When a friend was deeply troubled by the move Barbara Walters made from the “Today” show, I didn’t understand her despair. “I’ve been waking up with her for 10 years,” my friend moaned. While I commiserated, I privately thought she should just get over it. But when two local radio stations changed morning hosts, I found myself regretting my dismissive attitude toward my friend.

I have wondered why the absence of familiar people is so disconcerting, but so it is. My resentments nag each morning, as the sounds of the replacements annoy like a sesame seed in my teeth. Grimly, I am trying to adjust, and tell myself that it doesn’t really matter. But it does. The depth of the impact of such changes hit me on Sunday, when Susan Stamberg, a long-time National Public Radio host, took the microphone again for NPR’s “Sunday Weekend Edition” – a show she inaugurated decades ago.
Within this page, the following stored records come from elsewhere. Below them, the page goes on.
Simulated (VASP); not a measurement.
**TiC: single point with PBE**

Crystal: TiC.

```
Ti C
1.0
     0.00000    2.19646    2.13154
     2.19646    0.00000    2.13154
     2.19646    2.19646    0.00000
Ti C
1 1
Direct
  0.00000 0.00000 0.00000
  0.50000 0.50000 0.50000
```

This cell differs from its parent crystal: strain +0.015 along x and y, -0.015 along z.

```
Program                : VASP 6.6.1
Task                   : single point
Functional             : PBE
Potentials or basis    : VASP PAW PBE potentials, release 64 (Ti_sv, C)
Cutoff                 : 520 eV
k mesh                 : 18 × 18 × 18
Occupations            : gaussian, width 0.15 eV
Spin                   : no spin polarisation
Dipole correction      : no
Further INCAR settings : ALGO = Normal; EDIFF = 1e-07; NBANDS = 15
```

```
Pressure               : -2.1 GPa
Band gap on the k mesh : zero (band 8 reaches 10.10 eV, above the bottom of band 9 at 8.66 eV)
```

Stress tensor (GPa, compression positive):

Her style, her stride, her ease – I didn’t realize how much I had missed her until her voice filled my home. I delightedly welcomed her back, and enjoyed her vibrant intelligence.

Sometimes, the voice is silenced forever. Cory Monteith’s affable persona as Finn Hudson on “Glee” was so convincing that many of us identified with his evolution from awkward adolescent to confident post-high school vocal coach, even knowing he was too old for the part. His on- and off-screen romance with Lea Michele only added to our imagined version of his life. And so his death, at age 31, on July 13, stunned us. The bizarre eternity of his voice on playable episodes of “Glee” makes it even stranger to realize he will exist now only in his past. We can continue to include him, when we choose, in our present and future.

Loss of loved ones whose voices were not captured means we have to broker our own deals with their sounds. Hearing a word mispronounced the way my husband spoke it brings him suddenly back, nearly five years after his death. A Yiddish phrase conjures up my grandmother, whose stroke in 1971 took her voice away. My father’s conversational style was transformed by Alzheimer’s, and it is only in my dreams that he sounds like himself. The lives we had with our lost family members intersect our present through memory, with silent arrows back to times we shared. At times, as a gift, we hear their voices in our heads.

Like any vulnerability, connections to others (loved ones, radio or television personalities) leave us open to loss. “Getting accustomed” means that when changes occur, we are bereft. And even though the change may only be the sound of a voice on the radio, we wobble through until the new becomes the familiar. It seems, after a while, like nothing is missing. Only at unexpected moments, when a reminder bursts in, do we realize how sweet the recollections are, and how mysteriously powerful the absence remains.